Our inquiry recommended a transition authority to prepare New South Wales communities affected by the phasing out of coal, roles that include new jobs, retraining, ensuring skills transfer and providing compensation. I also took this as a policy platform to the last election together with my fellow Independents, the member for Lake Macquarie and the member for Wagga Wagga. I strongly welcome the Mining and Petroleum Legislation Amendment Bill 2022 that will create the Royalties for Rejuvenation Fund and expert panels to help diversify the economies of affected coalmining communities. It is an excellent starting point to prepare coal-dependant communities for change and economic diversification. For too long the wants and needs of these regions have been used for political point scoring. Jobs in coal-dependent communities have been used as an excuse at times to stop the work to transition or modernise our energy supply. This has only delayed the inevitable and the failure to prepare has now left some communities more vulnerable to economic shock when they could have been benefiting from the growth in new innovative sustainable industries. The shift to renewables creates significant opportunities for coal workers to transfer their skills, but these regions will need coordination and resources to attract investment. The Government is establishing renewable energy zones in coal regions and this will bring green sustainable jobs through generation and transmission.
During the inquiry we heard about other potential economic benefits from green hydrogen, mine rehabilitation, agriculture, tourism and warehousing jobs. It was made clear during the inquiry that people in affected coalmining communities know that change is coming and desperately want the Government to help protect them from the impacts by undertaking proper transition planning, coordination, investment and preparation, informed by their local knowledge. The Royalties for Rejuvenation fund will start that process and bring new investment into the communities that need it. I believe that the fund can be improved with some minor changes to increase transparency, accountability and community involvement in its operation. I foreshadow that at a later stage I will move amendments to ensure that the public interest and principles of limiting the impacts on the environment are considered in funding decisions; there is a public register of projects funded and advice given from expert panels; expert panels can make recommendations on their own accord; and there is scope to establish consultation requirements for expert panels. I will discuss those amendments in greater detail when we get to the consideration in detail stage.

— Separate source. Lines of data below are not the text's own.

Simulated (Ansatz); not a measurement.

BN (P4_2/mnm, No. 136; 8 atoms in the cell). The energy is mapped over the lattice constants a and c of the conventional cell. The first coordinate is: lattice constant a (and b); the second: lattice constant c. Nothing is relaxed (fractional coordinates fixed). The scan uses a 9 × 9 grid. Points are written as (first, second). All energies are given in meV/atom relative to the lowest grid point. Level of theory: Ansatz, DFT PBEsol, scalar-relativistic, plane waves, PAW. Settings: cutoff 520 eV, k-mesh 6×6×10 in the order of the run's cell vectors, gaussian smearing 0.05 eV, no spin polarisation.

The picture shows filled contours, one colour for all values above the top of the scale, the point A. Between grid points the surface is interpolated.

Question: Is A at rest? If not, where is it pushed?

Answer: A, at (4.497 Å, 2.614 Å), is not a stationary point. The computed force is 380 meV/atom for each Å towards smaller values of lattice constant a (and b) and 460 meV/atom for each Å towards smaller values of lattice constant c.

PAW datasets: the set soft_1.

I am pleased to see this bill inject much-needed funds into diversifying economies in affected coalmining communities that are in urgent need of government leadership to ensure change results in a positive future. The money available through this fund is modest, given the task ahead. I ask the Minister to outline in his reply what further action the Government will take to create new sustainable jobs in coalmining communities to prevent any economic shock. I commend the bill to the House.
Consideration in Detail (amendments):
By leave: I move my amendments Nos 1 to 8 on sheet c2022‑035J in globo:
No. 1 Royalties for Rejuvenation Fund—consideration of Expert Panel advice, Page 24. Schedule 1, proposed section 292W(5)(a)(ii), lines 6 and 7. Omit "if requested by the Minister".
No. 2 Royalties for Rejuvenation Fund—further considerations. Page 24, Schedule 1, proposed section 292W(5)(a). Insert after line 7—
(iib)the public interest, and
(iic)whether the payment would lead to a negative impact on the environment, and
No. 3 Royalties for Rejuvenation Fund—public register. Page 24, Schedule 1, proposed section 292W. Insert after line 11—
(5A) The Secretary must—
(a)keep a public register on the Department's website of all programs and projects funded from the Rejuvenation Fund under subsection (5)(a), and
(b)update the register, as soon as practicable after the end of each quarter, with details of projects or programs funded or approved for funding from the Rejuvenation Fund.
No. 4 Expert Panels—giving advice. Page 24, Schedule 1, proposed section 292X(2)(a), line 34. Omit "at the request of the Minister,".
No. 5 Expert Panels—public consultation, Page 24, Schedule 1, proposed section 292X(4)(b). Insert after line 42—
Example— The regulations may provide that the Expert Panel is to undertake public consultation before giving certain advice or making certain recommendations.
No. 6 Expert Panels—public register of advice and recommendations. Page 25, Schedule 1, proposed section 292X. Insert after line 4—
(6A)The Secretary must—
(a)keep a public register on the Department's website of the following—
(i)the membership of each Panel,
(ii)a summary of the advice and recommendations given to the Minister by Panels under this section, and
(b)update the register as soon as practicable after the end of each quarter.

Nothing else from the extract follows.